Can you prove the uniqueness of the solution that was assumed
(possibly requiring
imposition of some restrictions of regularity on the solution)?

**A tiling problem**

The following problem illustrates the role of *invariants*
(that is, conserved
quantities) in impossibility proofs. We introduce it by recalling an
old favorite:

From an 8 x 8 chessboard two diagonally opposite squares are removed. Can the resulting board be tiled using 31 dominoes (each domino being a 1 x 2 rectangle congruent to a couple of adjacent squares of the chessboard)?

The answer is "No", the reason being that the mutilated chessboard has unequally many black and white squares (since the two removed squares have the same color), whereas a domino always covers one white and one black square.

This solution is very elegant, especially if one considers that in posing the problem there is no need to speak of a chessboard with colored squares, it could as well have been a white board ruled by lines into an 8 x 8 grid of squares. Then the cleverness of the solution is to realize that one should color the squares in an alternating pattern. This suggests a strategy for similar but more intricate tiling problems.

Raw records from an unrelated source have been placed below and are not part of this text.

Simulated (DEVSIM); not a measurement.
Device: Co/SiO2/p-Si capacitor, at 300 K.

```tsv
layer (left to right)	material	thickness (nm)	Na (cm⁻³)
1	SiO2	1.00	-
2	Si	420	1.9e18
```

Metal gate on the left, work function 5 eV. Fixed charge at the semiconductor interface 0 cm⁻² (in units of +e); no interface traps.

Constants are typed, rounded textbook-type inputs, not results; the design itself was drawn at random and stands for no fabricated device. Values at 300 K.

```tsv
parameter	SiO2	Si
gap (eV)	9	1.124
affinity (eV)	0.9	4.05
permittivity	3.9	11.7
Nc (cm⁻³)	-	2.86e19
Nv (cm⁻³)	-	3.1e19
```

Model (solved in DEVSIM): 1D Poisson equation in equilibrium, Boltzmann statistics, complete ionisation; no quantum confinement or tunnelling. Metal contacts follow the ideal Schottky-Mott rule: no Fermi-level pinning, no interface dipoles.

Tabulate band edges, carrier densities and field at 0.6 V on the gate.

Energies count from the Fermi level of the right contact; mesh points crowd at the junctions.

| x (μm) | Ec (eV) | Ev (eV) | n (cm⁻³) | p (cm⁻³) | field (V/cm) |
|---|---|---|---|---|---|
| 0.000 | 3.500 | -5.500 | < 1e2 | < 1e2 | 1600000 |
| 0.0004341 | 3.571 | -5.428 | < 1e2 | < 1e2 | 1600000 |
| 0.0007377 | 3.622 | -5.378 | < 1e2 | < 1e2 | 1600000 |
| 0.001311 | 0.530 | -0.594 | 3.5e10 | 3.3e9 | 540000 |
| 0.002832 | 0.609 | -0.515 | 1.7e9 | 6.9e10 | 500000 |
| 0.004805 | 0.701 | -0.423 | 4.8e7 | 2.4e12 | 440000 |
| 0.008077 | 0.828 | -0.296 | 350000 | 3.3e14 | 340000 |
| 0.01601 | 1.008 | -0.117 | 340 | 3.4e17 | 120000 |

**Problem:** Can a 10 x 10 chessboard be tiled with 25 "dominoes", each
of side
1 x 4?

Here the most obvious invariant, the area, is right, but it can be shown that none the less the tiling is impossible for more subtle reasons. Suppose we can write a number in each of the 100 squares of the chessboard with the property that, no matter how we lay one of the dominoes so as to cover 4 squares, the sum of the numbers in the four covered squares equals zero; yet, the sum of all 100 numbers from the whole board is not zero. Then, obviously, the tiling is impossible.

So, how to assign numbers to the 100 squares satisfying the stated conditions? Here is one way: Define a(n) for n = 1,2,...,10 to be the sequence

1,1,1, -3, 1, 1, 1, -3, 1, 1 .

In this sequence any consecutive block of four sums to 0, but the sum of all ten is not 0. Now, write in the square of the chessboard that is in row m and column n the number a(m) x a(n) (So: we have invented for our purpose an appropriate coloring of the chessboard by the three "colors" 1, -3 and 9.

**Exercises:** Verify the suggested argument showing the tiling is
impossible. Study
the more general problem of tiling an A x B chessboard with rectangles
of size a x b
where a, b, A, B are positive integers; also multidimensional
generalizations.

**Problem: Conway's game**

Just as with the above tiling problem, many other puzzles and games can
be analyzed
(more precisely: it can be shown that certain initial configurations
cannot be transformed
into some specified one by the application of particular specified
rules of play)
by "arithmetization", that is by ingeniously introducing suitable
numbers, *per se*
totally foreign to the game in question, into the picture. A typical,
and very
beautiful example is the following game invented by John Conway.
Consider the
plane made into an infinite chessboard by horizontal lines 1 cm apart,
and vertical lines likewise. One of the horizontal lines (which we call
the *equator*) is singled out.
We now place a finite number of coins on the chessboard, at most one in
each ruled square,
and all lying below the equator (but subject to no other resrictions).
This is called an
*initial configuration*. We now are allowed to
transform this by "moves"of the
following type: Whenever we find three adjacent horizontal squares of
which precisely
two consecutive ones are occupied, we may jump one of the coins over
the other into
the vacant square, removing in the process the jumped-over one. Thus,
for instance
if we denote by 1 an occupied square and by 0 a vacant one,whenever we
see
1 1 0 we may replace it by 0 0 1 (a jump to the right), the status of
all other squares being
unaffected. Likewise we may make a jump to the left:
0 1 1 -> 1 0 0,
as well as a jump
*upwards*, whereby

0

1

1

becomes

1

0

0.

Now, the challenge is: What is the largest integer k such that, for suitable initial configuration and subsequent evolution according to the specified jumping and removal rules, a coin can reach a position k units above the equator?

**Exercise:**
Try your hand at this. Do you think k is finite, and if so
have you a guess as to its value?

**Arithmetization:**
Suppose we write real numbers a(m,n), one in each
square
of the "chessboard" (the squares being assigned integer coordinates in
the natural
way). To each configuration i.e. subset of the lattice squares that are
occupied, we can then associate an "energy", that is, the sum of the
numbers in the occupied squares.
Let us examine what happens to the energy by a jump: By a jump to the
right
the three numbers a(m,n) a(m+1,n) 0 get replaced by the three
numbers
0 0 a(m+2, n). Suppose now that

a(m+2,n) ≤ a(m,n) + a(m+1,n) for all m and n.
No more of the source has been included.